Those councillors are well-meaning people who want to do the best that they can, but they are totally out of their depth. There are two other potential defenders of the public interest on the board of Southwest One, but they too are woefully inexperienced elected members. To put it crudely, IBM can afford the best financial and legal brains on the market. We cannot compete, either as councillors or as Members. The councillors are forced to take advice from a small group of highly paid officers whose careers are entwined in the matter. They are treated like mushrooms—I am sure that the Minister can guess what is coming; they are kept in the dark, and every now and again the door opens and in comes the manure.

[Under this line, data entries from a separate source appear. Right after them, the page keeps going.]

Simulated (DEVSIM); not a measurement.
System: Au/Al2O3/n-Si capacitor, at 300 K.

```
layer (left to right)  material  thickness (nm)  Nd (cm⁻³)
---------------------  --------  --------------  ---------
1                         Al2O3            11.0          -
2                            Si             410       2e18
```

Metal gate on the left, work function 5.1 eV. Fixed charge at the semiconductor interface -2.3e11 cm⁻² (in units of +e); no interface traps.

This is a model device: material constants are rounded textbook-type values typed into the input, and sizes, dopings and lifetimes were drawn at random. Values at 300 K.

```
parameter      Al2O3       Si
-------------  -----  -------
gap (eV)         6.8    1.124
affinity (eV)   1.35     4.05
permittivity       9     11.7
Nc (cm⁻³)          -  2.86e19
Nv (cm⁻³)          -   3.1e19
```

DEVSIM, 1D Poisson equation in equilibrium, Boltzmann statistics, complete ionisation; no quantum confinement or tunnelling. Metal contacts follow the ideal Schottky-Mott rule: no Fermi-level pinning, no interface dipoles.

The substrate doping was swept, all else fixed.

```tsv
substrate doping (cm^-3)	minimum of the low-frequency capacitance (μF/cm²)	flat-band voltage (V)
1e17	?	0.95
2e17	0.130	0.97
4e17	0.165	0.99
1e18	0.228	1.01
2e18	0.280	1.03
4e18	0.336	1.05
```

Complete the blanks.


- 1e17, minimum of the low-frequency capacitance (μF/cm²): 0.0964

The crude fact is that there is no effective accountability. That should change. I believe strongly—as I know the Minister does, because of where he comes from—that electors deserve councillors who are properly taught to do their job and know where to get impartial advice. I hope that he will side with me. That is the only way for tyrannical chief executives to be challenged before they do lasting harm to this country’s democratic process. I am totally with the Government in seeking more openness and honesty in council chiefs. I applaud the Minister’s pledge to force chief executives to come clean about their salaries, bonuses and pension perks. We have to do that, so why should they not do it too? They get a lot more than we do. I do not want my county run by unelected fat cats, and I do not want Jones the Groan rewarded for his obvious and utter failures.

The current politicians are not exercising control, and nor is the Audit Commission. The commission lacks the time, people and power to get to the bottom of any problem. I note that it is trying to recruit a new principal auditor for the south-west. The pay scale is £33,000 a year. By contrast, Roger Kershaw, the equivalent in Somerset county council, takes home £110,000, not counting all the other bits. Money talks. How can the commission hire the best staff if it cannot compete on pay?

When the auditors turn up to inspect a local authority, how do they work? They are not like a murder squad. They cannot turn over a council, searching every nook and cranny. A finance man from a big county described the Audit Commission’s task to me:

Imagine taking in a car for an MOT and being cross-examined, “Is it running well? How are the tyres? Any other problems? Oh well, we’ll sign you off, great.”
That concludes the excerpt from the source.